Sunday, February 8, 2004

Mystery Marathon, Part 1

continuing with my mystery jag, a few words about Blacklist ,  Paretsky's latest V.I. Warshawski caper.  it's longer than it probably needs to be, but engrossing.  i never understand everything in a V.I. mystery, and this one is no different.  i mean, i understand it when it's happening, but i can't keep it straight all the way through.  this one is about rich folk on Chicago's Gold Coast, some of whom have murky pasts connected to Communism, and HUAC investigations.  a reporter who's been working on events and people from this past time ends up dead in a pond on a suburban estate; a young Egyptian whose visa has expired disappears, inspiring panic in the hearts of Homeland security guardians (the story takes place soon after the Patriot Act goes into effect). 

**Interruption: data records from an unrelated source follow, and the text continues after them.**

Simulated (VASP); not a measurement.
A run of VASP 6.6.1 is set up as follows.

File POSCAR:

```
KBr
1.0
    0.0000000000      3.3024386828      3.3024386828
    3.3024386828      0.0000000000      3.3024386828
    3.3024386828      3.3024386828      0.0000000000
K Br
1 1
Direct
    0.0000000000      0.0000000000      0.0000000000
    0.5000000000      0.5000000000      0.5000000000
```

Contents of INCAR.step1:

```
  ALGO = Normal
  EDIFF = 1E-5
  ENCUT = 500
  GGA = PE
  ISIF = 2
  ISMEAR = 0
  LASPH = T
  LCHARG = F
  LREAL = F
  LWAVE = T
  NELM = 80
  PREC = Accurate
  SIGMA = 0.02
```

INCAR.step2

V.I. finds the reporter's body while on a totally different errand and soon becomes entwined in the whole mess.  the book gives Paretsky a good vehicle for many nasty digs at Homeland paranoia and shots at both McCarthy era blacklisters and today's  Patriot Act misplaced zeal.  there's really way too many plot lines and the separate lines tangle together like snakes, causing an impatient reader like G to give up somewhere in the middle and skip to the end.  i like how Paretsky always brings politics into her mysteries, in one form or another.  so i read it all.  and enjoyed it quite a lot.

1 comment:

Anonymous said...

I love Sara Paretsky. A good V.I. fix sounds just about right.